2. Manage Your Sender Reputation
You’ll get on
an ISP’s bad side if you send too many emails too often to too many bad
email addresses, or generating too many spam complaints. Result? The
ISP will block your emails, shunt them to oblivion in the bulk folder
and won't tell you what you did wrong. Honor unsubscribe requests
immediately, stay off blacklists, monitor and resolve spam complaints,
and use a double opt-in process and unique IP address if you don’t
already.
3. Clean and Analyze Mailing Lists
A “dirty”
list – too many unsolicited, incorrect, out-of-date or duplicated
addresses – hurts your campaign’s performance and your company’s
delivery and sender reputation. “List hygiene” cleans out bad
addresses, reduces undeliverable emails and helps you spot problems
fast.
4. Deploy Authentication Technologies
Some ISPs
are using methods that allow email from recognized senders but block
spammers and malicious senders. They include “whitelisting,” SPF
Classic, SenderID and DomainKeys. Ask your email service provider which
methods it supports. Unauthenticated emails could be blocked, filtered
or sent to bulk/junk folders.
5. Test for Delivery and Correct Rendering
HTML
emails – with pictures, colors and graphics -- can look or function
differently when viewed in different email programs and ISP-based email
services. Send a sample email to test emails accounts at major
providers, such as AOL, Earthlink, Hotmail and Yahoo! to spot bad
links, copy that triggers spam filters, bad images or other problems.
Also, make sure your emails are W3C HTML-compliant. Otherwise, you risk
being filtered, particularly at MSN and Hotmail.
6. Establish and Build Trust
Ask only for the
most necessary information at registration. (You can ask for more
later, when your recipients trust you.) Send only what you say you
will, when and how often you promised at registration. Without trust,
recipients are less likely to open or act on your emails and more
likely to unsubscribe or file spam complaints.
7. Respect Recipients' Privacy
This is just good
business practice, but you’ll also avoid legal and ethical problems.

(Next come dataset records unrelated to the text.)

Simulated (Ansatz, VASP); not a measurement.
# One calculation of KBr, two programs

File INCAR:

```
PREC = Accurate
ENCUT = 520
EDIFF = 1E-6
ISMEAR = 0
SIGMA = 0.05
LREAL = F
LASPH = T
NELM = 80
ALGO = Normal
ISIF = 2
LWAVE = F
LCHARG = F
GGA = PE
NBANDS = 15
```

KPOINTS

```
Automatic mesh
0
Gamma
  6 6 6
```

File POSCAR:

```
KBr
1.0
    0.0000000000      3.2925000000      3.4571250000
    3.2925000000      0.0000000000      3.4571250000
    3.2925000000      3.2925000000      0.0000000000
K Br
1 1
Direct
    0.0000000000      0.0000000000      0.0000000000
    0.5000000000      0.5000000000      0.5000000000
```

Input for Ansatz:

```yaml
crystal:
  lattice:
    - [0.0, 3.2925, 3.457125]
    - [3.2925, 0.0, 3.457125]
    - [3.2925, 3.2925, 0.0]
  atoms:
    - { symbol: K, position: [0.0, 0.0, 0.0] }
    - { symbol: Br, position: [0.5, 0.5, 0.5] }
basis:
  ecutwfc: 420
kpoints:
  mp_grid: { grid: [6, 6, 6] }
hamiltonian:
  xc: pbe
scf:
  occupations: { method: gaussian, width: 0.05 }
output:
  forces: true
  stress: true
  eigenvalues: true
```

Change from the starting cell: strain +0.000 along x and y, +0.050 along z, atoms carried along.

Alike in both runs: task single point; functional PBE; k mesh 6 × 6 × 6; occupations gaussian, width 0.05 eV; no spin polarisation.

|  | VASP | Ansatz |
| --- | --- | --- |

Include a short, simple email privacy statement within your opt-in form
and link it to the full policy statement on your Web site.
8. Give Recipients What They Want and Need
Your
subscribers expect control. If you don’t give them what they want,
they’ll go elsewhere. Let them decide the format (text or HTML), the
frequency, the content and whether you can send them other kinds of
information. Then, segment your lists to reflect those choices.
9. Provide Administrative Functions in Each Email
Give
recipients the tools they need to manage their subscriptions, contact
you, forward information to others and get more information, right in
the email. Reputable emailers include this information in a clearly
marked section, usually at the end of each email.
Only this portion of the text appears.